This is the fourth post in a 4-part series discussing performance on the GeorgiaGov platform.
I’ve been talking a lot about website performance — why it matters, how we measure up, and what we’re doing to improve our platform performance. Now it’s time to hit you where it hurts — and remind you that not all the burden of improved performance lies with the code.
We can adjust, aggregate, and optimize code all day long, but image sizes most heavily affect page load times across our platform. A few of these are images are “baked into” your design. Some themes are lighter than others because they don’t contain background images or other graphic elements. In fact, we recently optimized all our theme images to reduce their load, and we expect that to have a big impact across all the sites. Now it’s time to think about the images that are part of the content of the page.
This is where things get tricky. Many of our customers — the agencies these sites represent, and who manage their sites’ content — want nothing more than to add larger images, more rotating image carousels, and more bling to their sites. They tell us this will “capture millennials” and “help them win awards.” They don’t have data to back this up; just a general sense that more bling makes for a more engaging website. But if your users give up because your pages aren’t loading quickly enough, who are you serving?
To that end, each agency is responsible for its own site’s performance. What can be improved? I’m so glad you asked!
3 Easy Ways To Speed Up Your Website
- Kill your rotator
- Lose unnecessary images
- Optimize remaining images
Let’s get into a little detail on each of these.
1. Kill Your Image Rotator
Ready to lose the rotator? Contact us at digitalservices.georgia.gov/help, where we can remove your image rotator and help you figure out what type of content block would make more of an impact in its place.
2. Lose Unnecessary Images
Are you using a stock photo just to “liven up” your page? Or creating a large banner image because you want to use a different font than the ones your site theme uses? For each image you add to a page, ask yourself what value it’s adding to the page. If you don’t have a clear answer, remove it.

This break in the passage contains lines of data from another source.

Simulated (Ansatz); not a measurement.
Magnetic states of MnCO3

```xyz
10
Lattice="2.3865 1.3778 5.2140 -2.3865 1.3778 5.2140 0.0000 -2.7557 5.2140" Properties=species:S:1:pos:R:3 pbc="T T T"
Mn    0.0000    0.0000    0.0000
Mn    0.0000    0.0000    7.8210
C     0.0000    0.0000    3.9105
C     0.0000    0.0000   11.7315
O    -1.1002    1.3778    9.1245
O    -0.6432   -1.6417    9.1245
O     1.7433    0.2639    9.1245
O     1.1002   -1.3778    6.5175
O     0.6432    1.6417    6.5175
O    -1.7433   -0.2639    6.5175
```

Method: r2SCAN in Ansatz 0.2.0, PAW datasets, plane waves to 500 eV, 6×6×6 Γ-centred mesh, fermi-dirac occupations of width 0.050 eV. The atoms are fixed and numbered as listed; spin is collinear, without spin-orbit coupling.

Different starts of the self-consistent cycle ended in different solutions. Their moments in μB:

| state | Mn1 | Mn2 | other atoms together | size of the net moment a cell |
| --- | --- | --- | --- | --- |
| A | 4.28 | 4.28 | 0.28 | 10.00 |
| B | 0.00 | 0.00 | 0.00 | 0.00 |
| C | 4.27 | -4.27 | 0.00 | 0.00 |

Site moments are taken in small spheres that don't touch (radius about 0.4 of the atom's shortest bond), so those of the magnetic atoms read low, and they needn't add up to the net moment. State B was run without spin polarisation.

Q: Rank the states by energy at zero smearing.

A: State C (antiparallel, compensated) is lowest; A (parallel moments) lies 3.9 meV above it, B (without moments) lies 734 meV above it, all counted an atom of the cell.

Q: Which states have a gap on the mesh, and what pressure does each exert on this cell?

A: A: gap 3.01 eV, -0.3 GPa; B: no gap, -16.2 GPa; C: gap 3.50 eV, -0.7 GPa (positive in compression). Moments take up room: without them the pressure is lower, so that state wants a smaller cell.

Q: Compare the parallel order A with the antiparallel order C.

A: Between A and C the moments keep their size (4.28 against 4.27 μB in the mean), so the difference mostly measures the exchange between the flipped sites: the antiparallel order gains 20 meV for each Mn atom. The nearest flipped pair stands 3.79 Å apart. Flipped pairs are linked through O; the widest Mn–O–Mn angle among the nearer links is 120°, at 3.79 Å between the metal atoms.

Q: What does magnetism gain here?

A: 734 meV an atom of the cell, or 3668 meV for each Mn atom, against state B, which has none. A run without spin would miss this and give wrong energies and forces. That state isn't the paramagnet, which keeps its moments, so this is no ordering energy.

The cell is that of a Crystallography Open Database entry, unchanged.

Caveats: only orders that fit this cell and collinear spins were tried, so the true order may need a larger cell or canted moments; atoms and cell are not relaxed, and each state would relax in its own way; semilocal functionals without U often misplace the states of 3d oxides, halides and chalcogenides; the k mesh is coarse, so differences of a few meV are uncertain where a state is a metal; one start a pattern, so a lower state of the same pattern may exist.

Now, before you write me off as someone who thinks all images are bad, I need to point out that we at Georgia.gov post images, including large infographics. What’s more, I’m about to add screenshots into this very blog post — because they add value and illustrate a point. What I’m encouraging you to remove are images that could otherwise be text, or wouldn’t be missed if they were gone.
One extreme example of a state agency getting rid of images is the new pilot replacement site for va.gov. While the old site at va.gov looks very similar to many of our platform sites, the new pilot at vets.gov has stripped all the fluff and gets right to providing links to the services constituents need.
When asked about their choice to go light on the images, the team explained that the decision was based on usability testing — they talked to real users and found that their users preferred less imagery.
3. Optimize Remaining Images
Now that you’ve removed images that don’t add value, and you’re confident in the images you want to keep, make sure they’re optimized for the web. All your images should be…
No larger than the size they will load on your website (remember, our platform layouts resize based on the screen width, so some images actually show up larger on the width of a typical tablet display than they do on a desktop display. None of your images will load larger than 900px wide).
Saved as the best file type (jpg, png, svg, or gif) and smallest size for the image style. If you have Photoshop, use the Save for Web feature to save your images. If you don’t have Photoshop, you can download the free image editing tool Gimp to perform these tasks. Not sure how these image types differ? Lara Hogan, senior engineering manager of performance at Etsy, created a detailed list of different optimization options per image format to help you choose.
Compressed again after you save them, using a free online image compression tool. Our front end developer recently started using compresspng.com and compressjpeg.com — both do an excellent job of compressing images, often with almost no discernable change in quality.
Implement these changes to all new images, of course. But you should also carve out some time — even 15 minutes a day — to review old images and update them whenever you can. You’ll be surprised how much you can compress some of your images.
Let’s Do This
Your content is the most important part of your site — it’s why visitors go to your site in the first place. Fast performance and quicker image loads are the icing on the cake that makes that visit painless. So let’s do this.